[Read Isaiah 30:1-17] “………………. they are a rebellious people, lying children, children unwilling to hear the instruction of the Lord; who say to the seers, “Do not see,” and to the prophets, “Do not prophesy to us what is right; speak to us smooth things, prophesy illusions, leave the way, turn aside from the path, let us hear no more about the Holy One of Israel.” Therefore thus says the Holy One of Israel, “Because you despise this word and trust in oppression and perverseness and rely on them, therefore this iniquity shall be to you like a breach in a high wall, bulging out and about to collapse, whose breaking comes suddenly, in an instant……………………..”
Not the Same Old Thing
The people of Judah, the southern part of that divided kingdom, were cracking under pressure. Because of threats from the north, from the kingdom of Assyria, Judah looked south to make an alliance with Egypt. It was the same old story. When circumstances became difficult, God’s people turned to the world - to their former house of slavery - for refuge.
You remember. Centuries earlier, God had delivered His people from slavery in Egypt. But in the wilderness – though God provided the manna and the quail – His people desired and hoped to return to Egypt for the security of the meat-pots.
Now, some centuries later, God’s people have become a kingdom – now divided between north and south, Israel and Judah. The timeline in Isaiah is difficult to figure, but the words of our Old Testament lesson were written around the time – just before or just after – Israel, in the north, was taken captive by the Assyrian kingdom. And Judah in the south, as we said, is afraid of this northern threat.
God’s people want to go back to Egypt again. This time by a political alliance. Judah sees it as protection, but certainly Egypt would have the upper hand in such an arrangement. But, worst of all, Judah has abandoned its faith. They do not trust God through hard times, but instead look to what will help best according to their own human reason and understanding.
In today’s reading, God is rebuking Judah. Judah has become so committed to this plan of their own understanding that they no longer even want to hear God’s Word. Listen again to God’s rebuke against Judah:
“9they are a rebellious people …. unwilling to hear the instruction of the Lord; 10 who say to the seers (a name for prophets), ‘Do not see,’ and to the prophets (those who speak for God), ‘Do not prophesy to us what is right (don’t tell us the right things); speak to us smooth things, prophesy illusions (tell us lies), 11 leave the way, turn aside from the path (you prophets, turn aside from the path so we can too) , let us hear no more about the Holy One of Israel.’”

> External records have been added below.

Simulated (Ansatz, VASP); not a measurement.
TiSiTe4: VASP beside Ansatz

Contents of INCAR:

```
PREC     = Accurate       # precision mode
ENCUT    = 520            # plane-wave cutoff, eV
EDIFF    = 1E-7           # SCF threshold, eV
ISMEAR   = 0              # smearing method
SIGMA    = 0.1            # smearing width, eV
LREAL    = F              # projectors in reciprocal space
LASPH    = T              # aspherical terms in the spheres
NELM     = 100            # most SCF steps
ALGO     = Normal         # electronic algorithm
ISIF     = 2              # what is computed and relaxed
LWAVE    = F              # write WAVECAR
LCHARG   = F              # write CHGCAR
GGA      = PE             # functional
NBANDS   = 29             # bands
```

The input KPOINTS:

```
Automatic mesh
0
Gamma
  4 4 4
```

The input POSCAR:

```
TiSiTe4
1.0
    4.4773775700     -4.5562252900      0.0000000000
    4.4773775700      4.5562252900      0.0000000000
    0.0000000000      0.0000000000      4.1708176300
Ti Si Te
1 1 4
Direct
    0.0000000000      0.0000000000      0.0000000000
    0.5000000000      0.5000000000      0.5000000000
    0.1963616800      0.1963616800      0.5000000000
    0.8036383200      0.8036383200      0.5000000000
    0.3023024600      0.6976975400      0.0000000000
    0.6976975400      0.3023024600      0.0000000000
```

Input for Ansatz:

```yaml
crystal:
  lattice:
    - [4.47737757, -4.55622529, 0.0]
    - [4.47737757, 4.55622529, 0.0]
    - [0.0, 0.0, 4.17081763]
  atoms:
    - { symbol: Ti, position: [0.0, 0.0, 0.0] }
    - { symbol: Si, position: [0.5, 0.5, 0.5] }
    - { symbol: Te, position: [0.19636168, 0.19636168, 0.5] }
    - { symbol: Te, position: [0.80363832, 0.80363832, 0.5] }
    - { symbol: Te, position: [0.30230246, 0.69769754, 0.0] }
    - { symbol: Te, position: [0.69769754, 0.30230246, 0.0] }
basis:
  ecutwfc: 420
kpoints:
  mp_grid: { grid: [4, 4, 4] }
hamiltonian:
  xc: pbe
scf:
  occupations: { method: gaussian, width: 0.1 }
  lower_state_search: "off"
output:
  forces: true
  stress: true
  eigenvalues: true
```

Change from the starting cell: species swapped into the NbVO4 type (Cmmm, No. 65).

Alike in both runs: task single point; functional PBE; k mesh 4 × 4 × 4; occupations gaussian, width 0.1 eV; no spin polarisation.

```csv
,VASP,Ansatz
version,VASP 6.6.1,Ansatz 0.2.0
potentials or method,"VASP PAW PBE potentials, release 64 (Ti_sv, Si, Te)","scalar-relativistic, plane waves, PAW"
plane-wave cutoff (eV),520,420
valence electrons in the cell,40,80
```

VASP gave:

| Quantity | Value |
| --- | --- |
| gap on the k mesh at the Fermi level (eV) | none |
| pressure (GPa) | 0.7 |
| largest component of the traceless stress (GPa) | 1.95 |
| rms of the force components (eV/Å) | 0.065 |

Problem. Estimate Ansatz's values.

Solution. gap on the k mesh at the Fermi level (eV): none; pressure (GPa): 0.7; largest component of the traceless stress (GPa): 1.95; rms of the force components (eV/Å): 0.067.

So it is today. The same old thing – God’s people (us) losing heart in tough times, and so looking to the world and to plans of our own understanding.
The Church in our time today believes that the worse thing that can happen to it is that the world will reject it. Though Christ told us, time and again, that the world would reject us. Nevertheless, we think the world’s rejection of the Church is our downfall. So we devise a plan. We make an alliance.
Here’s the church’s plan and alliance: “Let us no longer speak what is right. Let us speak smooth things. Let us speak illusions (let us tell lies) so that people will hear and attend. Let us tell others that its okay if they leave the way, because they’ll still have a seat with us. Let them no longer hear from us about the Holy One of Israel. In this way, we’ll win the world’s friendship.”
“Let’s be with times. Let’s be on the right side of history. Let us make an alliance with the world’s way of thinking, because without the world how will we survive?”
Without Egypt, how would Judah survive? It’s the same old thing. What today is called “progressive” in the Church is really just the same old story.
In 2020, let us make sure that we do not do the same old thing. Instead, let’s do the always-new-thing of being faithful to the One who has been faithful to us – our God and Father, and our Lord Jesus Christ.
Not only is a progressive alliance with the world’s thoughts and ways an unfaithful thing, it also fails. Those church bodies that have gone the progressive route, by all measurements, are in free fall. When the church allies itself with the world, the world always gets the upper hand.
God warned Judah that their alliance with Egypt would not work. Through Isaiah, God warns, “the protection of Pharaoh shall turn to your shame, and the shelter in the shadow of Egypt to your humiliation.” [Isaiah 30:3]
Like Judah turning back to Egypt, when we turn to make alliance with the world’s ideas and ways of thinking, we are only turning back to our old house of slavery from which God had once delivered us.
“He has delivered us from the domain of darkness and transferred us to the kingdom of his beloved Son” [Colossians 1:13]. God “called you out of darkness into his marvelous light.” [1 Peter 2:9]. “For at one time you were darkness, but now you are light in the Lord. Walk as children of light” [Ephesians 5:8]. It’s not God’s kingdom which is dark, but the world out of which you’ve been called – a world which only thinks itself to be light.
What price has Christ paid to deliver you out of this world’s darkness? On the cross, Jesus died for my sin and the sin all the world, that I might be delivered from a dark world. In Him “we have redemption, the forgiveness of sins” [Colossians 1:14].
Be happy with the true light and true freedom God has given. Jesus’ death has freed us from sin. God’s Word is a lamp to our feet and a light to our path [Psalm 119:105]. Not in the same old thing, but in the ever-new quality of the forgiveness of sins, and in the unchanging light of His Word, we walk.
You, brothers and sisters, are in Christ. “If anyone is in Christ, he is a new creation. The old has passed away; behold, the new has come” [2 Corinthians 5:17]. In the truth of Christ, you are ever new. Therefore, do not succumb to the same old thing of sin. Amen.